Piney sees it, too, and he appears to be breaking Tara down. Will she soon show him the letters? Will they point a murderous finger at Clay, who does seem to be the more likely culprit if John Teller really was murdered because he had been plotting to end the drug deal with the Irish? I had previously hypothesized the opposite, that Gemma actually acted on her own, but let's assume for a moment that Clay did the deed and Piney tries to blackmail him with that intel.
In Clay's current state of mind, it's not hard to imagine where this will end up. Piney even hints - or more than hints, really - that he wants it to go there. He wants Clay to kill him, perhaps, so the rest of the club can see how far off the edge their President has fallen. Talk about taking one for the team. (Check out next week's episode promo for more, if you dare.)
But maybe that won't be necessary. Maybe everyone will realize how deep they are now in with the Cartel - it was impossible to miss the frightened looks on every biker's face at the concluding exchange - and they'll work out a peaceful resolution with my man Romeo before returning to the calm life of gun-running. No? You don't think that's what's on tap?

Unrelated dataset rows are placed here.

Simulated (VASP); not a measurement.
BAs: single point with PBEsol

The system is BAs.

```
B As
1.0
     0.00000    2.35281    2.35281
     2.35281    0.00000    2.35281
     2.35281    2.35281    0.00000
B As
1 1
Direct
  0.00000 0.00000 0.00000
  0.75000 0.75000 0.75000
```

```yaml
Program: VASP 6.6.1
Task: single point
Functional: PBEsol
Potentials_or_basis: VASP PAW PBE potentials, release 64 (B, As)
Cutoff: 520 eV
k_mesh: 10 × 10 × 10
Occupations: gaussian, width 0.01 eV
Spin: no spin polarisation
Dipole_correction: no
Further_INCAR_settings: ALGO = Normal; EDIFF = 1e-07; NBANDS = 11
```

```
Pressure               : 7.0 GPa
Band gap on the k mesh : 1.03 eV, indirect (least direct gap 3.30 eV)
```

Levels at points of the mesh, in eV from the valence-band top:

Elsewhere... I know Otto has done some seriously messed up stuff in his life, but damn. No man deserves to be told that a close friend was sleeping with his wife, may have killed her (we know Bobby did not, of course) and then be left in a minute cell with nothing but photos of her bloody corpse. That's cold, Potter.
Conversely, Gemma has made a new friend. Sort of. Not really. I can't guess where her new bond with Mrs. Rooselvelt is going, but it's a pleasure to watch two strong women try to feel each other out. Clearly, Gemma is looking for an angle, but the chief's wife knows that. Gotta love Gemma's smile of respect when called out for her attempt to cage rattle inside the store. Well played, surprisingly formidable foe, she silent said.
So, we end this episode with SAMCRO officially part of the drug game and Clay able to separate dealing from muling. Bobby can't, however. And neither can Piney. And it's hard to believe that Jax - he of the bad ass bikery and journal-keeping - will be able to fool himself into thinking this truly is the best way out for much longer. One of these days in the near future, the club won't need to shoot any containers of gasoline to create an explosion.
The mounting tension will take care of that on its own.